Turkey has tried to extend its post-coup crackdown to Berlin and influence the city's politics, the Berlin mayor told the Sunday edition of popular German tabloid Bild.
Turkey proposed that Berlin city officials actively oppose supporters of US-based Islamic cleric Fethullah Gulen, a former-ally-turned-foe of Turkish President Recep Tayyip Erdogan, whom Ankara accuses of organizing the failed July 15 coup, Mayor Michael Mueller said.
"I was approached and asked by a Turkish government official whether we would be prepared to critically confront the Gulen movement in Berlin and, if necessary, to support measures against it," Mueller said.
"I rejected the idea and made it very clear that Turkish conflicts could not be waged in our city," the Social Democrat said.
Since the putsch, Ankara has carried out a massive crackdown to purge its military and civil service of alleged Gulen supporters.
Turkish Prime Minister Binali Yildirim said the government has suspended or dismissed more than 81,000 judges, ministry employees, soldiers and other civil servants, according to a CNN Turk report from Saturday.
"We need no style scores from Mr. Erdogan on the topic of democracy and human rights," Mueller added.

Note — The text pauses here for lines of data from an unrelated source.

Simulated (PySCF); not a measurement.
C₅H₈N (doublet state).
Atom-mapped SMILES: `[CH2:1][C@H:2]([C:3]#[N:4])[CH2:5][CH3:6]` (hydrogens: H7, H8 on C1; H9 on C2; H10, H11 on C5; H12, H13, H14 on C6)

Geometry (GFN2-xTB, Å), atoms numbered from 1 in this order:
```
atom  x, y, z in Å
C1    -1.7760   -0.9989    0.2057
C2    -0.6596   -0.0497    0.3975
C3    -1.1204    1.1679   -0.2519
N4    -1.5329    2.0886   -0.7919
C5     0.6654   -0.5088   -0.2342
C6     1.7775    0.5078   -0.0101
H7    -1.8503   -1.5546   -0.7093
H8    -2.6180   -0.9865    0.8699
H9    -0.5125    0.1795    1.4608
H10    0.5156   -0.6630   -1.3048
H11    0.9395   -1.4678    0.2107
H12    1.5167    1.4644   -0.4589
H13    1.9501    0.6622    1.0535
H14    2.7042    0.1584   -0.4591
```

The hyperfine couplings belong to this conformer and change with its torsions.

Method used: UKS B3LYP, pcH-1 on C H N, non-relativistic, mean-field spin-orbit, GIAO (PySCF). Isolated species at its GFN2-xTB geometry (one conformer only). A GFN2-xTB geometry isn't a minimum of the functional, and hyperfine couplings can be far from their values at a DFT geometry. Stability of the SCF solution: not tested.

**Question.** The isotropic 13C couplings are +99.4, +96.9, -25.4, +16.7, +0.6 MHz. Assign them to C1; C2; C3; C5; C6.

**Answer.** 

Diplomatic relations between Germany and Turkey reached a fever pitch at several points this year.
In April, the Turkish president launched a defamation case against a German comedian whose lude poem insulted him, and German lawmakers further inflamed tensions with the June 2 declaration that the Ottoman Turks committed genocide with the mass killing of Armenians during World War I.